Wired has an article on the changing patterns of Internet use. One of the key changes? Less sex searching:
”Twenty percent of all searching was sex-related back in 1997; now it’s about 5 percent,” said Amanda Spink, the University of Pittsburgh professor who co-authored Web Search: Public Searching of the Web with Penn State professor Bernard J. Jansen.”It’s a little bit more in Europe, 8 to 10 percent, but in comparison to everything else, it’s a very small percent,” Spink said. ”People are using (the web) more as an everyday tool rather than as just an entertainment medium.”
Folks might recall a similar trend as home video evolved from a gee whiz, slightly seedy enterprise, to a standard household appliance.
Now that Internet use has reached almost 70 percent of the U.S. population (according to these statistics), it has become a standard and increasingly invisibly integrated part of daily life for many.

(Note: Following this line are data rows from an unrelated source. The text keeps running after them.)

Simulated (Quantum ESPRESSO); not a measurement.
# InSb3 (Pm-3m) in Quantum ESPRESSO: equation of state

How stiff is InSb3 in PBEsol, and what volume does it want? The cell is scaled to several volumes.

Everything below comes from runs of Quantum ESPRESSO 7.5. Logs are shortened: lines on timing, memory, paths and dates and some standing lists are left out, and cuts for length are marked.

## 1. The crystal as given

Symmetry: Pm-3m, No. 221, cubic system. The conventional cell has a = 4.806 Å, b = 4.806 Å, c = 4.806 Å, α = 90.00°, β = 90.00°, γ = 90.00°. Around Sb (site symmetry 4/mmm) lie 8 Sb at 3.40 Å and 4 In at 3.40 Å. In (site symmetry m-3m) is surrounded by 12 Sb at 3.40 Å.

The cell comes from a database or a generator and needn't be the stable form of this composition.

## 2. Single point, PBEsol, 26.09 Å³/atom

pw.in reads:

But among those money, the article also shows something hasn’t changed much:
What hasn’t changed much in seven years is how hard people are willing to work at searching. The answer: not very. Spink and Jansen found that people averaged about two words per query and two queries per search session.”The searches are taking less than five minutes, and they’re only looking at the first page of results,” Spink said.
So, the good news for arts organizations is that on-line connections to audiences and donors can be cheaper and quicker. The bad news is that the truly valuable real estate (the first page of the search engine results) is exceptionally small.